She writes poetry and newspaper commentaries, taught creative writing and won awards on the way. She enjoys yoga and the arts.

She married John Finch, her high school sweetheart, about 61 years ago in their hometown of Charleston, W.Va. The Finches, who live in Clayton, have two adult children and two grandchildren.

Finch founded Women’s Voices with three friends who had volunteered with her for the failed presidential campaign of John Kerry. 

“After that, we looked at each other and asked, ‘What are we going to do?’ ” she recalls. Co-founders are Joanne Kelly and Ann Ruger, both in education; and Ruth Ann Cioci, whose passion is the environment.

At the time, politicians were talking about privatizing Social Security. Many in the country lacked affordable health care. Schools were failing children. 

“There was a lot to be upset about, and we got angry,” Finch said. “I do not recommend anger as a good place to do things from but it can get you started.”

Monthly programs grew from about 20 people to about 100. The organization moved twice to larger quarters – usually meeting now at the Heights Community Center in Richmond Heights. Topics vary month to month.

On June 13, Women’s Voices will launch “Visionary Voices” at the Ethical Society with nationally known activist Brittany Packnett as speaker.

One of Women’s Voices’ most successful campaigns is “Lock it for Love,” started by Finch and others after the Sandy Hook massacre. Women’s Voices hands out gunlocks at health fairs and community and school events, focusing on zip codes where children are at greatest risk. Women’s Voices demonstrates how to use the locks and gives other safety instructions.

 “In St. Louis, thousands and thousands of homes have guns, and many of the homes have children and grandchildren,” Finch said. “Many of the homes do not have gun locks.”

An active Racial Justice committee, which she co-chairs, spun off of the group’s racial justice book club after the events of Ferguson.

Finch’s interests in writing and volunteering probably started in childhood when her mother wrote and edited a magazine. After graduating high school, Finch attended Agnes Scott College, a Presbyterian girls’ school, in Decatur, Ga. There, she said, “I learned to ask questions and question authority and to feel like I had a voice in the world.”

Finch switched after two years to the University of Kentucky in Lexington to major in journalism.

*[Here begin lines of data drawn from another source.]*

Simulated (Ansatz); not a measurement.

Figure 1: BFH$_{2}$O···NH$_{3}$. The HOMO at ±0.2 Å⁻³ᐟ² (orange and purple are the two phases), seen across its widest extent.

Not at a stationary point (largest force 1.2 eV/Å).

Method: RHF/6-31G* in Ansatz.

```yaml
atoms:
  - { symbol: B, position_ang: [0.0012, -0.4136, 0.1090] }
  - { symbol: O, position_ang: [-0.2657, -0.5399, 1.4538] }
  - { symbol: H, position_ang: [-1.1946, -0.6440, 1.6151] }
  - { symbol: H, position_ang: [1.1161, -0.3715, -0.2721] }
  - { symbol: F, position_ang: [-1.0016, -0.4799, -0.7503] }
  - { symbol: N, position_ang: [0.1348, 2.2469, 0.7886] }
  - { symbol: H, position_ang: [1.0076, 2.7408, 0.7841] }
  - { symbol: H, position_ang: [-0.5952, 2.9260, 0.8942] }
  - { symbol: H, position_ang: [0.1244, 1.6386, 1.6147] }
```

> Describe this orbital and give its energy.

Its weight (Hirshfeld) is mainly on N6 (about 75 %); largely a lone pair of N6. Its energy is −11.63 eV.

After she married John Finch, then in the Air Force, the couple moved to Texas. When her husband was dispatched to Turkey, she returned to West Virginia to work for a TV station. Over the years, she worked at three newspapers — in San Angelo and Houston, Texas, and in Marietta, Ohio.

“You get newspapers in your blood,” she said.

The Finches moved to St. Louis in 1965 for her husband’s job with the Defense Mapping Agency, and she earned a master’s degree at Washington University.

Finch’s drawl still comes through in conversation — and so does her sense of humor. Her creativity shines. Her main seder plate included a shoelace along with the charoses, bitter herb and other traditional Passover symbols. The shoelace symbolized struggles of Central Americans seeking asylum in the United States at the southern border. Authorities sometimes take away shoelaces before placing asylum seekers in detention.

 “Authorities are afraid they’re going to use them to commit suicide,” Finch said. “Why would anyone walk thousands of miles from Guatemala to El Paso and then commit suicide with shoelaces?”

Judaism was not Finch’s only stop along her spiritual journey. After growing up Presbyterian, she became Unitarian and then “nothing.” 

 In 1995, she took an “Introduction to Judaism” class at Temple Israel. She had not intended to become a Jew but only to broaden her knowledge of another faith.

“It was that course that made me decide to become a Jew,” Finch said. “I realized that this is what I believe.” She became a bat mitzvah at Temple Israel when she was 62.

Batya Abramson-Goldstein, retired executive director of the Jewish Community Relations Council, praises Finch for her “exemplary volunteer leadership” and says collaboration is her keystone.

Finch helped establish partnerships with the JCRC and other organizations, particularly in the areas of racial justice, response to hunger and the prevention of gun violence, Abramson-Goldstein said.

“When I think of Barbara I think of the words of Rabbi Nachman of Breslow who said, ‘If you believe breaking is possible, believe fixing is possible.’ Barbara lives by these words.” 


Barbara Finch 

Age: 81

Family: Married to John Finch, two children, two grandchildren

Home: Clayton

Fun Fact: She married her high school sweetheart.